A full-coverage high-power charging infrastructure is essential for driving forward electromobility. As a pioneer and innovator in electric mobility, Siemens has global experience, a strong portfolio along the value chain and is an active participant in shaping and promoting standardization for EV charging solutions worldwide, for buses and cars as well.
Siemens has been shaping electric mobility for 15 years, and due to the spread of e-cars and e-buses the need for e-charger infrastructure is also on the rise in Hungary. As the Head of Smart Infrastructure at Siemens Hungary, Levente Balasa explains to Diplomacy&Trade that according to an announcement by the government, “as of 2022, only electric buses could be put into operation as new vehicles in public transport and the purchase of electric cars would be state subsidized. That is what we believe gave an impetus to the market. If you look around internationally, you can notice that the European Union is preparing to be climate-neutral by 2050 by reducing greenhouse gas emissions. In many countries, including Hungary, the energy strategy clearly outlines changing to renewable energy resources and increasing their integration as well as green transport.”

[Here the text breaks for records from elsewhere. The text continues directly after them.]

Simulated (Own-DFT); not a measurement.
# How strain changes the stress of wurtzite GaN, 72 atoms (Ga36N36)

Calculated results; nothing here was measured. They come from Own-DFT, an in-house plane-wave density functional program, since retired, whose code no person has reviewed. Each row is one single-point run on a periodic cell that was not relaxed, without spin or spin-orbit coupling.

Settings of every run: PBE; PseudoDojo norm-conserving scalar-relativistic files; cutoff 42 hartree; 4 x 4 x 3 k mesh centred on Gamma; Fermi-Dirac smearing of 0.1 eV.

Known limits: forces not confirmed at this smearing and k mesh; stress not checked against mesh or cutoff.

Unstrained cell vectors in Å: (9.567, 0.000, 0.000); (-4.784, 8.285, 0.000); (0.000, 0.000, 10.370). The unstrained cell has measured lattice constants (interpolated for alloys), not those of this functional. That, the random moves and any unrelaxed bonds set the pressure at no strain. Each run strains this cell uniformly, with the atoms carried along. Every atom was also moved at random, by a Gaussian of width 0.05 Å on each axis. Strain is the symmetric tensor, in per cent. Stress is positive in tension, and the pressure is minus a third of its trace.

For fossil-free public transport
He believes that in order to achieve climate goals, something radical needs to be done and the best available technology for that is electric mobility. “It is very important to notice that we are sitting on a speeding train – as are the neighboring countries who are working on similar projects to increase the share of electric mobility in public transport. There are cities worldwide (including London, Paris and New York City) that aim to have fossil-free public transport by 2025. From 2030, the United Kingdom will forbid the sale of cars running on fossil-based fuel only and five years later, only purely electric cars can be sold as new.”
He points out that green transport is definitely among the recommendations of what the EU’s latest Recovery and Resilience Facility should be spent on.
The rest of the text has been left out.